Two years since India embarked upon its most transformational indirect tax journey, the introduction of GST was a game-changer for the Indian economy as it has replaced multi-layered, complex indirect tax structure with a simple, transparent and technology-driven tax regime.
With Union Budget 2019 focusing primarily on the macro sentiment, it is now up to the GST Council to make 'One Nation One Tax' a holistic policy tool for driving India towards the $5 trillion dreams.
To discuss the road ahead for GST, CNBC-TV18 spoke with Manish Sisodia, deputy chief minister of Delhi; Manpreet Badal, finance minister of Punjab; V Narayanasamy, chief minister of Puducherry and Mauvin Godinho, panchayat minister of Goa.
Badal said, "Almost two-thirds of your entire economy is outside GST. If you recognise this rule of One Nation One Tax, you cannot have such a large segment of your economy outside of GST. However, look at the kind of exemptions you have in our GST system, look at the kind of amendments you have made in the GST law. In two years, 4,000 amendments in the law."
Narayanasamy said, "After the implementation of the GST, Puducherry is suffering a lot. The reason is we are a small state, ours is not a consuming state. GST is a destination tax. So, whatever is produced here - land is ours, water is ours, electricity is ours but ultimately it goes to the consuming state and we are not getting any advantage and that is a basic flaw in the GST law."

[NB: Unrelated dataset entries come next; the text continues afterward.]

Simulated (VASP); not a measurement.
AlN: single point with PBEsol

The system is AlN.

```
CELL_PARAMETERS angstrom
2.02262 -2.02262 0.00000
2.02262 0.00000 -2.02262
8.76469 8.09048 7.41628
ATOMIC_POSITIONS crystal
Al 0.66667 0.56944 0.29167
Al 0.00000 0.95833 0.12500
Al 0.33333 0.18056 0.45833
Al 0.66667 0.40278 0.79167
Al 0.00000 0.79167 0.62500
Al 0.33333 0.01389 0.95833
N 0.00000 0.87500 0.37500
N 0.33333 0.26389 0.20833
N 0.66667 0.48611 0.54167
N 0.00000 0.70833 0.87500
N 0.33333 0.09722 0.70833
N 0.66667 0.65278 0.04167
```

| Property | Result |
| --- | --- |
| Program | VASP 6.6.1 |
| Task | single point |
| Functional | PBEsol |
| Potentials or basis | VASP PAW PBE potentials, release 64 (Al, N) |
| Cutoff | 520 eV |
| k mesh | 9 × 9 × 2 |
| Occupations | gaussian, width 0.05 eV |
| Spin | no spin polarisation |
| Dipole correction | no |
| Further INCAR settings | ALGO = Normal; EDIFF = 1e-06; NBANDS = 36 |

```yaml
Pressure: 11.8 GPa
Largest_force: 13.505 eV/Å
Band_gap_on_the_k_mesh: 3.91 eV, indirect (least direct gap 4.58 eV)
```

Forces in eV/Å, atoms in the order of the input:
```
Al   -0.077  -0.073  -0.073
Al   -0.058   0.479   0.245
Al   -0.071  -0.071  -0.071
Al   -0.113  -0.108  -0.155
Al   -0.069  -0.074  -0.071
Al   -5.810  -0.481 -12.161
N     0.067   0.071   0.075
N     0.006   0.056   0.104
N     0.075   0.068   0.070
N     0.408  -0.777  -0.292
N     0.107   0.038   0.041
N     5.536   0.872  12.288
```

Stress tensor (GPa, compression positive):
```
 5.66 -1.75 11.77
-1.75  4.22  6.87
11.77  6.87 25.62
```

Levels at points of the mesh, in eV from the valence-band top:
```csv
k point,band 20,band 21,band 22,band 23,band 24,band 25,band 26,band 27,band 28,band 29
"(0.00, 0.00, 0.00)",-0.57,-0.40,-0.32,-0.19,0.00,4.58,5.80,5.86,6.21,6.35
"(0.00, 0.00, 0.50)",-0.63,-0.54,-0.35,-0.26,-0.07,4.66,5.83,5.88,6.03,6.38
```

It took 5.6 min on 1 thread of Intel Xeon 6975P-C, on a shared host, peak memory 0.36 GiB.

Godinho said, "After 35 meetings in the GST council each and everything has been decided by consensus, never there has been any voting that has taken place. For decisions to be idealistic, to arrive at something which will be really ideal and which will be acceptable to everyone, it will take a little time. However, I want to assure the nation through this forum that the government as well as the GST Council, are further rationalising the rates and try to even converge the 18 percent and 28 percent or 18 percent and 12 percent into one rate and even going further beyond that."